[Mlir-commits] [mlir] [mlir][arith] Add more canonicalization and integration tests coverage (PR #92272)

Fri May 17 04:24:00 PDT 2024

banach-space wrote:

Thank you all for replying to my comments! 

### 1. Wider discussion on testing 
> In llvm it used to be much common to check in tests taken verbatim from bugzilla in individual regression test files.

I would prefer to avoid that. Instead, for every bug I'd rather identify the actual edge case that's:
* causing the issue, and
* is not covered by our testing.

In general, I don't quite follow the split into "regression" and regular tests (I also feel that folks interpret the split differently). From https://llvm.org/docs/TestingGuide.html#regression-tests

> The regression tests are small pieces of code that test a specific feature of LLVM or trigger a specific bug in LLVM.

To me that sounds like a test for a specific (edge) case that "could go wrong". For completness, that same document defines "unit test" as:

> Unit tests are written using [Google Test](https://github.com/google/googletest/blob/master/docs/primer.md) and [Google Mock](https://github.com/google/googletest/blob/master/docs/gmock_for_dummies.md) and are located in the llvm/unittests directory.

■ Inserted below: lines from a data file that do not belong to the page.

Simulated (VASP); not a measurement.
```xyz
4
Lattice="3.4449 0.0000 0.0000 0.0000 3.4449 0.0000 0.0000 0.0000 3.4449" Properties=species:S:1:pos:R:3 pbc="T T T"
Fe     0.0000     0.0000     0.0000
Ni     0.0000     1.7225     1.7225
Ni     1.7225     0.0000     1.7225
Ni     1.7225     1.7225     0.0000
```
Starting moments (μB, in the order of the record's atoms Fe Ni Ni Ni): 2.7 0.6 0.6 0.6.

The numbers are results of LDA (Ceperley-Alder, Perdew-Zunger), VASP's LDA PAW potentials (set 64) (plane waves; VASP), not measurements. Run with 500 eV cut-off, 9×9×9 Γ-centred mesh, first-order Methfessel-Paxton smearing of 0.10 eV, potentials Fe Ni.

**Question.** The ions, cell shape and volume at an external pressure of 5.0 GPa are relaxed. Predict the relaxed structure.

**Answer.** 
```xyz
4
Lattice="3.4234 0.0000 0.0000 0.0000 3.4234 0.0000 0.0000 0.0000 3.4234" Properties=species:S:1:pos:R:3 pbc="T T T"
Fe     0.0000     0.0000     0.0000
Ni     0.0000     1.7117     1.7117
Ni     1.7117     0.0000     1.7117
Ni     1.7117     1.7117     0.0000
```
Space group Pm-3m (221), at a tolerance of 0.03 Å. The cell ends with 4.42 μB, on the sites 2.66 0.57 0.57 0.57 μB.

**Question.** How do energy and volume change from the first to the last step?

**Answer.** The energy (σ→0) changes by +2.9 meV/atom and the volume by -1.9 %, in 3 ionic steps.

But let's not diverge too much - we all agree that we need more testing and patches like this one 😅 

Btw ...

> There's no in-tree frontend compiler (except for flang?) to truly exercise the conversions on real hardware

We do have e2e tests for Linalg (and Vector and SparseTensor) that target SVE and SME. These tests are run by LLVM buildbots (there's more tests for other targets too, but I don't track that as closely). Glad to hear that people find these valuable :)

### 2. This patch

#### Test files

Now, looking at the files added in this PR:
* mlir/test/Integration/Dialect/Arith/CPU/test-arithmetic.mlir
* mlir/test/Integration/Dialect/Arith/CPU/test-i1-operations.mlir
* mlir/test/Integration/Dialect/Arith/CPU/test-indices.mlir
* mlir/test/Integration/Dialect/Arith/CPU/test-int-trunc-ext.mlir
* mlir/test/Integration/Dialect/Arith/CPU/test-shifts.mlir

I see two conflicting splits:
1. one test file per operation (e.g. "test-shifts.mlir" and "test-int-trunc-ext.mlir"), vs
2. one test file per data type (e.g. "test-i1-operations.mlir" and "test-indices.mlir").

For consistency, could you select one and stick with that? My personal preference would be one file per operation (or group of similar operations) and then exercise "most interesting" data types in every file (`index`, `i1`, `i8` and `f32`)? 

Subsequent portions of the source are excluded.